5 thoughts on “An Interesting Review of The Farmhouse

  1. As someone who moved from NYC to Nashville within the last year, let me tell you: New Yorkers will fight over ANYTHING and can be really provincial in sticking up for their neighborhood or borough (and it’s one city with two damn baseball teams, for pete’s sake, so it’s made for fighting). Plus, there’s so little greenspace in the city that people get really, really attached to whichever park is closest to them.

    All that said, though, Prospect Park kicks Central’s big, tourist-ridden ass.
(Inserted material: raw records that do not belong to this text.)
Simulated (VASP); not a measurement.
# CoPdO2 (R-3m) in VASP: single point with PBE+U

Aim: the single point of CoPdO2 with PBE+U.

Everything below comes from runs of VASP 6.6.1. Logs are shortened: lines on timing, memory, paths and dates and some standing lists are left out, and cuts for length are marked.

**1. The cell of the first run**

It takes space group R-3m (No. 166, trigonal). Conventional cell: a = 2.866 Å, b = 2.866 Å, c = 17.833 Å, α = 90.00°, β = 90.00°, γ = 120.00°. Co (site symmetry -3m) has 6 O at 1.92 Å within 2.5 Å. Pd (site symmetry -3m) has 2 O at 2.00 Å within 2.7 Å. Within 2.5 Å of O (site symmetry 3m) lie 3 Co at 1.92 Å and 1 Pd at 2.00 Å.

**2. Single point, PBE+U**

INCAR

  2. Ya know, that’s a lot like saying that an English garden kicks a French garden’s ass. It’s all according to taste. Both of those parks were designed by Frederick Law Olmstead, the greatest park planner of his day, and they were deliberately set up to be different. Prospect Park is meant to be less manicured and planted; Central Park is meant to be more ordered and full of created delights and diversions. Both of them have been maintained pretty well in the spirit in which Olmstead set them up, and both are pretty wonderful.

    Signed,

    A Former Resident on Pelham Parkway, where we didn’t have to go to some park to see trees’n’birds’n’animals because they were right there in the center of the road. So take that, silly island boroughs

  3. Yebbut, Brookyn rules! So there!

    (No , seriously, I really enjoyed both the Vaux /Olmstead creations while I lived up there. Central Park was the only thing that kept me sane my first year in Manhattan. Me and another homesick girl at my school who was from North Carolina would take our books and go study in the middle of the Ramble, where if you sit really still, you can’t see any buildings.

    But I lived near Prospect Park for seven years and it is very near and dear to my heart. I even proposed to my husband in a gazebo in the Ravine. So I’m just the tiniest bit biased.)

  4. I lived next to the Bronx Botanical Garden, which was also pretty nice. But, really, the best thing about the Bronx is that you didn’t need to “go to the park” because (in most of the borough) there was lots of green all around.